A Vietnamese Dream
This article is from the archive of The New York Sun before the launch of its new website in 2022. The Sun has neither altered nor updated such articles but will seek to correct any errors, mis-categorizations or other problems introduced during transfer.
Gisele Bundchen and Vietnam are two ideas that don’t easily co-exist in the mind of the average American. One is a male fantasy in Lycra, the other an ancient political memory of a war gone wrong.
The Victoria’s Secret supermodel and the old war may yet go together if Congress does the right thing this summer by easing trade restrictions between the nations. If it does, it will be a tale of interest to both sexes.
Consider the Vietnamese past. As a French colony, Vietnam traded with its overlord. But lies and exploitation were a big part of the relationship. Sure there was legitimate commerce, but too often, the demoralizing, counterproductive kind. Opium. Prostitution.
Even those who weren’t there then know this from the literature – Graham Greene’s House of Five Hundred Girls, the brothel on Rue Catinat in “The Quiet American.”

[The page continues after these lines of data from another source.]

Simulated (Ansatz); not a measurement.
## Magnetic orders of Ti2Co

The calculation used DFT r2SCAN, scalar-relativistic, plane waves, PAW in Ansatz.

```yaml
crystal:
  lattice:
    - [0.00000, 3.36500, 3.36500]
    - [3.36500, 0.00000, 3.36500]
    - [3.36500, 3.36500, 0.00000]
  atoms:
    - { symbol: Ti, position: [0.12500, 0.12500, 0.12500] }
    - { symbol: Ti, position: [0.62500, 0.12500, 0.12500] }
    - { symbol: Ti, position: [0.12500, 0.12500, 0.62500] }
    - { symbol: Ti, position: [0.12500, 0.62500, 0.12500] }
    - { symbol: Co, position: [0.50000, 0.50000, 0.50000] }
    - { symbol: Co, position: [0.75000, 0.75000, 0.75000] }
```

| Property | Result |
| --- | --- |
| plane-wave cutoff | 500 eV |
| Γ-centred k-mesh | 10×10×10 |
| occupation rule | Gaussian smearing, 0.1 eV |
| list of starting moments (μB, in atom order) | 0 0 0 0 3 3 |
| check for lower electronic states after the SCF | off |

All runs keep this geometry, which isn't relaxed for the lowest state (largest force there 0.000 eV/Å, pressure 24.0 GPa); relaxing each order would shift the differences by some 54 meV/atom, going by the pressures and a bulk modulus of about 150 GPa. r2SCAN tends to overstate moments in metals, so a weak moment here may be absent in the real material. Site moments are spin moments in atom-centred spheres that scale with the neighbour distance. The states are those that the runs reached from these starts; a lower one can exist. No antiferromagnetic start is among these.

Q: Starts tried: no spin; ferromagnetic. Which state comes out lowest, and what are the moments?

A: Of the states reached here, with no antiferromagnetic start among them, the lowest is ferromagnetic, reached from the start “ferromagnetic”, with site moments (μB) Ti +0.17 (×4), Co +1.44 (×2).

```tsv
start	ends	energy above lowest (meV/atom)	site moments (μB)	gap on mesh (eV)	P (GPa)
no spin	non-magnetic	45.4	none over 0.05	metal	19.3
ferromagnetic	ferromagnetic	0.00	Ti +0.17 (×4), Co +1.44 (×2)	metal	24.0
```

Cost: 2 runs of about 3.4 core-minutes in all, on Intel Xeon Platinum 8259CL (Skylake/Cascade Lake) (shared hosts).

Though authors like Greene mocked the idea, moving Vietnam toward more honest trade and stability was one reason the U.S. originally got involved.
In November 1961, Dean Rusk spoke of Vietnam in a speech at the Waldorf-Astoria. He told the crowd that one of the goals of the U.S. in its foreign policy was “a worldwide system of freer trade.” The ideal of a global free-trade order that included Vietnam didn’t come about in that decade, or in the next, or even in the next. The communists prevented it.
And even after the war, Vietnam remained cut off and poor. The most citizens could hope for from Hanoi’s regime was to become guest workers in less impoverished Soviet-bloc countries. The expectations for the future were so low as to seem tragic today.
In 1986, the year Bundchen was six, a member of the central committee of Vietnam’s communist party and several fellow leaders gave an interview to the New York Times about the country’s economic ambitions. One day, these reformers said, Vietnam hoped to have a flourishing private economy – something like that of East Germany.
Even in the early 1990s there seemed little hope for Vietnam. There had been false starts and failures. But what the economic liberalization of Vietnam this past decade has done is to finally allow the country to develop a culture of honest trade.
Trade with the U.S. alone has increased 400 percent since 2001. A good share of that commerce is in textiles and apparel, including lingerie. America’s retailers are already in Vietnam, including Limited Brands Inc., parent of Victoria’s Secret, where Bundchen has her multimillion-dollar contract.
The trade has been valuable for nearly all parties involved. The Vietnamese economy grew 50 percent in the past four years, a fact that may someday help curtail widespread child prostitution. U.S. exports to Vietnam were $1.2 billion last year, up 24 percent from 2004.
The Bush Administration is pushing for more. This month, departing U.S. Trade Representative Robert Portman signed a bilateral trade agreement with Vietnam that cuts U.S. tariffs on Vietnamese exports. Vietnam for its part has agreed to reduce state subsidies of its manufacturers, illegal under international trade law. Under the accord, 94 percent of U.S. exports to Vietnam will face duties of 15 percent or less.
Congress’s part comes this summer, when the bilateral agreement is up for approval. Adoption would enable Vietnam to join the World Trade Organization. As a WTO member, Vietnam’s trade would explode and also give permanence to Vietnam’s new identity. Gisele Bundchen would be able to add Vietnamese lingerie to a wardrobe now stocked with goods made in Sri Lanka and Jordan. A good ending to a bad story.
Some will call these arguments naive. After all, sex traffic of the old kind still plagues Vietnam. Just recently Gary Glitter, the British rocker, was sentenced to three years in Vietnamese prison for sexually abusing children at a resort on Vung Tau.
And Congress may block the progress. The National Council of Textile Organizations, an industry lobby, called the bilateral agreement a “lose-lose” deal. The council says the deal will fail to stop Vietnam from subsidizing manufacturing. In other words, this is not free trade but the further legalization of dumping by a country with a questionable regime.
But dumping or not, U.S. textile jobs are going to move overseas – they have been for years. What’s important is that the Vietnamese get a chance to prove that they too know what citizens of developed nations knew all along. The manufacture of apparel leads to further advances, selling services, computers – Intel Inc. recently obtained a license to build a factory in Ho Chi Minh City.
Selling underwear is a start – and a whole lot better than selling yourself. Gisele, surely, would agree.
Miss Shlaes is a columnist for Bloomberg News.